Looking Ahead to March 2020…

As of this moment, there’s a few albums I’m heavily considering reviewing that were released in February. Those would be the new albums from Nathaniel Rateliff, The Steeldrivers and Hailey Whitters. As far as other releases I may have not covered, they simply didn’t catch my eye enough to review them or I feel I didn’t have enough thoughts for a review. But I most likely did listen to it (I listen to a lot more albums than I review), so feel free to hit me up in the comments and ask me about those, as I’m happy to answer with my thoughts on them. I want this monthly post to serve as not only a monthly review, but a place to cover anything “in the cracks” so to speak.

As far as upcoming new releases in March 2020, there’s definitely a few I want to highlight that catch my eye more than others. I’m curious to hear the new live album from Cream, Goodbye Tour – Live 1968, coming out on March 6. Usually I don’t like to review live albums, but I wanted to throw this out there for those into classic rock. Caitlyn Smith will be dropping her new album Supernova on March 13. I loved the previous album Starfire and this new one appears to be pushing the sonic envelope even more, so I’m excited about that one. The enigmatic Jay Electronica is rumored to be finally dropping a new album on March 18. We’ll see, as you can never be sure with him.

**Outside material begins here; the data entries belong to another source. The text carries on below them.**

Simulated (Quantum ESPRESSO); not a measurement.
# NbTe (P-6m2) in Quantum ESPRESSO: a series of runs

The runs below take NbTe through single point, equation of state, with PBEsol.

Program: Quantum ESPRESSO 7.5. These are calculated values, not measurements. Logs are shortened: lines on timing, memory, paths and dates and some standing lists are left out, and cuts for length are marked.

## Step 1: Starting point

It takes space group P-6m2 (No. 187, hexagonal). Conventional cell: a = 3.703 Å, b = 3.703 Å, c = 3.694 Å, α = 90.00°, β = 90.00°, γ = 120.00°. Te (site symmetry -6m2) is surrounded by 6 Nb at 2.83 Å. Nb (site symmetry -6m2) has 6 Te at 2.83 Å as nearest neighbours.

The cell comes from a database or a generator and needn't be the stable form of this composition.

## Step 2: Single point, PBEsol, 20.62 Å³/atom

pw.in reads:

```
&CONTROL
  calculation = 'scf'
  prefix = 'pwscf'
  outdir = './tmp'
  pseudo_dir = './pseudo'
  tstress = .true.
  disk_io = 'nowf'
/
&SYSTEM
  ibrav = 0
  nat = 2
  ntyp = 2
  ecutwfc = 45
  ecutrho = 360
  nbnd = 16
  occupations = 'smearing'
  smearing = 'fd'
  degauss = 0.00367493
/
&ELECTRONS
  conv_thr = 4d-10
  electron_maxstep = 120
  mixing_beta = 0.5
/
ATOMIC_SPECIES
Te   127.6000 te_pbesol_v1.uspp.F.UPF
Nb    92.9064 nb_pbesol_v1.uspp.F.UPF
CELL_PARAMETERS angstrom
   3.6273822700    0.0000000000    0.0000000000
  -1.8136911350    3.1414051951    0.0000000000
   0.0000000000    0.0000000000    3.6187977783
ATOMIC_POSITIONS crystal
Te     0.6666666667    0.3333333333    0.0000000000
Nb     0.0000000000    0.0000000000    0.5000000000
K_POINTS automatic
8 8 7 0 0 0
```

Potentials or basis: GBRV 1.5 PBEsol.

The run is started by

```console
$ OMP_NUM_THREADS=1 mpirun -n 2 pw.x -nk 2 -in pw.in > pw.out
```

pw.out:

The Weeknd just recently announced a release date for his new album After Hours. So far I’ve enjoyed the singles I’ve heard from it and for the most part I liked the previous album Starboy, but I found that album to be a bit too long for my liking. I’m glad to see this one is four songs shorter. This will be dropping on March 20. Finally, Ingrid Andress will be releasing her debut album Lady Like on March 27. I find her voice and style of pop country to be promising. Her songwriting comes off as both catchy and sharp (the song “Both” in particular impresses me). So I’m curious to hear what she brings to the table with her album.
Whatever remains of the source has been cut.